TSA Assaults & Traumatizes Three-Year-Old Girl in Wheelchair

by DEBORAH NEWELL TORNELLO
TSA News Blog
Feb. 19, 2013


I wish I could say that this is a new low for the contemptible thugs in blue for whose equipment and “services” taxpayers pay billions of dollars every year.

Sadly, it isn’t. It’s just par for the course; another Day in Despotism here in the Land of the Meek, Home of the Afraid.

In case you couldn’t bring yourself to watch this indisputable display of abuse — this disgusting mistreatment of a little girl and her family about which her mother and father comment “look at her all dressing like a potential terrorist/drug trafficker; people who roll in on hot pink wheelchairs, wearing a gingerbread coat and clutching a stuffed baby lamb, are just begging to be harassed” — let me itemize the violations and absurdities at hand (perhaps you can identify more; as a mother myself, I’m too upset by what I just watched to further research the laws, statutory and logical):

First, there is the obvious Fourth Amendment violation against unwarranted search and seizure. I don’t care what kind of pretzel logic the TSA twists itself into parroting in order to justify groping a three-year-old in a wheelchair who’s on her way to Disney World: it’s a violation of her Constitutional rights. Period. Full stop.
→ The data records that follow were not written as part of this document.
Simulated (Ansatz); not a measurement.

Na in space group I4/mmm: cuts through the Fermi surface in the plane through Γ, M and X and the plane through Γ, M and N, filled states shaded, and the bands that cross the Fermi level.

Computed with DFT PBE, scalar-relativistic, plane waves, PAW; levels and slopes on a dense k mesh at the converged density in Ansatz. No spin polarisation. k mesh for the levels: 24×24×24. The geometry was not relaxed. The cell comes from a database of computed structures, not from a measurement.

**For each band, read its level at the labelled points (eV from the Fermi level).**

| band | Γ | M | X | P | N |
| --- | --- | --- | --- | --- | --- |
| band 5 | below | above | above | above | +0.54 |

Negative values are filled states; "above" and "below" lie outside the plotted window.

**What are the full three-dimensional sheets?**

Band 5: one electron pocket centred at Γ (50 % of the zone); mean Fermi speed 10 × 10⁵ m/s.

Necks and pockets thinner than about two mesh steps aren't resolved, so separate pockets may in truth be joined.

And this should not stand. Not in the country that calls itself the United States of America. Citizens and residents who accept otherwise should not only be ashamed of themselves, but should, in my opinion, be constantly, and in strenuous terms, be made aware that they’re engaging in a kind of treason against the very freedoms the nation’s founders established (and countless fought for and died to protect), and thus, by extension, debasing the idea of America itself.

Second, travelers are indeed permitted to photograph and/or videotape the so-called “screening procedure” (more accurately, security theatre), including aggressive pat-downs that would be defined as sexual assault in any other context and nude photography of their bodies. The only subject matter exempt from passengers’ freedom-to-document are the screening machines themselves. As shown in the above video, these TSA screeners try to claim otherwise and keep harping on their imagined rule that the passengers can’t record the incident, even as the parents ask them to cite the actual law pertaining thereto.

Third, the tactics here are insensitive and unkind on their face, as well as pointless. Not only is this little girl so obviously terrified to the point of crying out loud, and desperately upset that her comfort toy — her stuffed animal — is being taken away, she is distraught that her parents’ attempts to protect her are being summarily ignored. Imagine how frightening that must be. If indeed the child “alarmed,” the screeners could have resolved the matter by allowing one of the cleared parents to carry her through the metal detector in their arms while they checked her wheelchair for hidden bombs, machetes, or fusilage-piercing grenade launchers.

What will it take for the American public to recognize how wrong this is, all of it, and demand that our so-called leaders put an end to it? Why are citizens not carrying out a full-on economic boycott of the airlines for all non-essential travel? What will it take, if not the unconstitutional persecution of a little child in a wheelchair?